Datasets
You have to use torch.utils.data.Dataset structure to define it.
Here is how you can do it in plain pytorch (I'm using pillow to load the images and torchvision to transform them to torch.Tensor objects):
import torch
import torchvision
from PIL import Image
class MyDataset(torch.utils.data.Dataset):
def __init__(self, dataframe):
self.dataframe = dataframe
def __len__(self):
return len(self.dataframe)
def __getitem__(self, index):
row = self.dataframe.iloc[index]
return (
torchvision.transforms.functional.to_tensor(Image.open(row["Path"])),
row["Score"],
)
dataset = MyDataset(dataframe)
Alternatively, you can use torchdata (disclaimer: shameless self-promotion as I'm the author...) which allows you to decouple Path and Scores like this:
import torchvision
from PIL import Image
import torchdata
class ImageDataset(torchdata.datasets.FilesDataset):
def __getitem__(self, index):
return Image.open(self.files[index])
class Labels(torchdata.Dataset):
def __init__(self, scores):
super().__init__()
self.scores = scores
def __len__(self):
return len(self.scores)
def __getitem__(self, index):
return self.scores[index]
# to_numpy for convenience
# I assume all your images are in /folder and have *.jpg extension
dataset = ImageDataset.from_folder("/folder", regex="*.jpg").map(
torchvision.transforms.ToTensor()
) | Labels(dataframe["Score"].to_numpy())
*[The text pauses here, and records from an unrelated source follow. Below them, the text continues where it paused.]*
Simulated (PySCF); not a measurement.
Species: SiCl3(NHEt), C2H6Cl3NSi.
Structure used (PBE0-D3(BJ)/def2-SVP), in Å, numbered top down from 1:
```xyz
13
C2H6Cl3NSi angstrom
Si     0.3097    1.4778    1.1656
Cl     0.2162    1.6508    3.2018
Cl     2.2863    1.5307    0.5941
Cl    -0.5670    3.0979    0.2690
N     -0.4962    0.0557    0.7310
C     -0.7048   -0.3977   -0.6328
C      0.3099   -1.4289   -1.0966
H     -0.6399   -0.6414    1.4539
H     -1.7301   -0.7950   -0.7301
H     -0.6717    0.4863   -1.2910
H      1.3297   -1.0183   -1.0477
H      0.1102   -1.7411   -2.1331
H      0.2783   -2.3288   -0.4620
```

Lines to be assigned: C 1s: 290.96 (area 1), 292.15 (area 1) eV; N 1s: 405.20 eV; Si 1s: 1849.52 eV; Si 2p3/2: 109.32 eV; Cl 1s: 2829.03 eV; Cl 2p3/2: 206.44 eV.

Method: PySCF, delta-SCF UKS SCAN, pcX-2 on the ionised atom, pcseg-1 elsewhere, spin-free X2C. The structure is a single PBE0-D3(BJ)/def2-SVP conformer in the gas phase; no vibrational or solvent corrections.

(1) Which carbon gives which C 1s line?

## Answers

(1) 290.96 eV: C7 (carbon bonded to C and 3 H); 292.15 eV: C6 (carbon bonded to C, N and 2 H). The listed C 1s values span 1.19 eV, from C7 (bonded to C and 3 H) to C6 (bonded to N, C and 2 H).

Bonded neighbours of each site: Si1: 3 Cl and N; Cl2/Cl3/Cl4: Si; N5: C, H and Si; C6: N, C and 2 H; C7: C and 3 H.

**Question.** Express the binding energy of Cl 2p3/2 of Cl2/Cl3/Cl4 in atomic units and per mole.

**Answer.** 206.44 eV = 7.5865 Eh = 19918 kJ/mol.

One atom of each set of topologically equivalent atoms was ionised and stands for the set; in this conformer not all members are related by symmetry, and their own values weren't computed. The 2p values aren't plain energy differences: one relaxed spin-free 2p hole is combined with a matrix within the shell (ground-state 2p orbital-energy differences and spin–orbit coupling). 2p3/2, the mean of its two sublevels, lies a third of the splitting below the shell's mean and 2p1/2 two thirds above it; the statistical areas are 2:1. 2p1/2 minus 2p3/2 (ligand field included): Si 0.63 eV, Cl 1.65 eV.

(or you could implement it just like in regular pytorch but inheriting from torchdata.Dataset and calling super().__init__() in the constructor).
torchdata allows you to cache your images easily or apply some other transformations via .map as shown there, check github repository for more info or ask in the comment.
DataLoader
Either way you choose you should wrap your dataset in torch.utils.data.DataLoader to create batches and iterate over them, like this:
dataloader = torch.utils.data.DataLoader(dataset, batch_size=64, shuffle=True)
for images, scores in dataloader:
# Rest of your code to train neural network or smth
...
Do with those images and scores what you want in the loop.